Reputation: 1026
I wish to run the training phase of my tensorflow code on my GPU while after I finish and store the results to load the model I created and run its test phase on CPU.
I have created this code (I have put a part of it, just for reference because it's huge otherwise, I know that the rules are to include a fully functional code and I apologise about that).
import pandas as pd
import matplotlib.pyplot as plt
import numpy as np
import tensorflow as tf
from tensorflow.contrib.rnn.python.ops import rnn_cell, rnn
# Import MNIST data http://yann.lecun.com/exdb/mnist/
from tensorflow.examples.tutorials.mnist import input_data
mnist = input_data.read_data_sets("MNIST_data/", one_hot=True)
x_train = mnist.train.images
# Check that the dataset contains 55,000 rows and 784 columns
N,D = x_train.shape
tf.reset_default_graph()
sess = tf.InteractiveSession()
x = tf.placeholder("float", [None, n_steps,n_input])
y_true = tf.placeholder("float", [None, n_classes])
keep_prob = tf.placeholder(tf.float32,shape=[])
learning_rate = tf.placeholder(tf.float32,shape=[])
#[............Build the RNN graph model.............]
sess.run(tf.global_variables_initializer())
# Because I am using my GPU for the training, I avoid allocating the whole
# mnist.validation set because of memory error, so I gragment it to
# small batches (100)
x_validation_bin, y_validation_bin = mnist.validation.next_batch(batch_size)
x_validation_bin = binarize(x_validation_bin, threshold=0.1)
x_validation_bin = x_validation_bin.reshape((-1,n_steps,n_input))
for k in range(epochs):
steps = 0
for i in range(training_iters):
#Stochastic descent
batch_x, batch_y = mnist.train.next_batch(batch_size)
batch_x = binarize(batch_x, threshold=0.1)
batch_x = batch_x.reshape((-1,n_steps,n_input))
sess.run(train_step, feed_dict={x: batch_x, y_true: batch_y,keep_prob: keep_prob,eta:learning_rate})
if do_report_err == 1:
if steps % display_step == 0:
# Calculate batch accuracy
acc = sess.run(accuracy, feed_dict={x: batch_x, y_true: batch_y,keep_prob: 1.0})
# Calculate batch loss
loss = sess.run(total_loss, feed_dict={x: batch_x, y_true: batch_y,keep_prob: 1.0})

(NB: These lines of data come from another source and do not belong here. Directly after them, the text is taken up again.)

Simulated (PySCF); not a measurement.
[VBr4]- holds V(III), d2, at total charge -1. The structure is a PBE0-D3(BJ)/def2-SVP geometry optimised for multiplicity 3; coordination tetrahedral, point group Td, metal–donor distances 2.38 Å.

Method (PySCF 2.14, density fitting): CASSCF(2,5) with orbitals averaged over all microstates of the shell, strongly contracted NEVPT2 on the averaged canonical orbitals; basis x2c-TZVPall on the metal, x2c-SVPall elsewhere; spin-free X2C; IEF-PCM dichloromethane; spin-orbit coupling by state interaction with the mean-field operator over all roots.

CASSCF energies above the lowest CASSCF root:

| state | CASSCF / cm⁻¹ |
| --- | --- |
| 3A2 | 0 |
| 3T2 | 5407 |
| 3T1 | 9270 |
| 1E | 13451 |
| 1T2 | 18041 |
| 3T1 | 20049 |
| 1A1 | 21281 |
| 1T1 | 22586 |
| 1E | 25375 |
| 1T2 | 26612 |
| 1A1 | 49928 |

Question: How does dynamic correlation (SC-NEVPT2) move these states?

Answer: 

print("Iter " + str(i) + ", Minibatch Loss= " + "{:.6f}".format(loss) + ", Training Accuracy = " + "{:.5f}".format(acc))
steps += 1
# Validation Accuracy and Cost
validation_accuracy = sess.run(accuracy,feed_dict={x:x_validation_bin, y_true:y_validation_bin, keep_prob:1.0})
validation_cost = sess.run(total_loss,feed_dict={x:x_validation_bin, y_true:y_validation_bin, keep_prob:1.0})
validation_loss_array.append(final_validation_cost)
validation_accuracy_array.append(final_validation_accuracy)
saver.save(sess, savefilename)
total_epochs = total_epochs + 1
np.savez(datasavefilename,epochs_saved = total_epochs,learning_rate_saved = learning_rate,keep_prob_saved = best_keep_prob, validation_loss_array_saved = validation_loss_array,validation_accuracy_array_saved = validation_accuracy_array,modelsavefilename = savefilename)
After that, my model has been trained successfully and saved the relevant data, so I wish to load the file and do a final train and test part in the model but using my CPU this time. The reason is the GPU can't handle the whole dataset of mnist.train.images and mnist.train.labels.
So, manually I select this part and I run it:
with tf.device('/cpu:0'):
# Initialise variables
sess.run(tf.global_variables_initializer())
# Accuracy and Cost
saver.restore(sess, savefilename)
x_train_bin = binarize(mnist.train.images, threshold=0.1)
x_train_bin = x_train_bin.reshape((-1,n_steps,n_input))
final_train_accuracy = sess.run(accuracy,feed_dict={x:x_train_bin, y_true:mnist.train.labels, keep_prob:1.0})
final_train_cost = sess.run(total_loss,feed_dict={x:x_train_bin, y_true:mnist.train.labels, keep_prob:1.0})
x_test_bin = binarize(mnist.test.images, threshold=0.1)
x_test_bin = x_test_bin.reshape((-1,n_steps,n_input))
final_test_accuracy = sess.run(accuracy,feed_dict={x:x_test_bin, y_true:mnist.test.labels, keep_prob:1.0})
final_test_cost = sess.run(total_loss,feed_dict={x:x_test_bin, y_true:mnist.test.labels, keep_prob:1.0})
But I get an OMM GPU memory error, which it doesn't make sense to me since I think I have forced the program to rely on CPU. I did not put a command sess.close() in the first (training with batches) code, but I am not sure if this really the reason behind it. I followed this post actually for the CPU Any suggestions how to run the last part on CPU only?
Upvotes: 3
Views: 2384
Reputation: 5206
with tf.device()
statements only apply to graph building, not to execution, so doing sess.run
inside a device block is equivalent to not having the device at all.
To do what you want to do you need to build separate training and test graphs, which share variables.
Upvotes: 4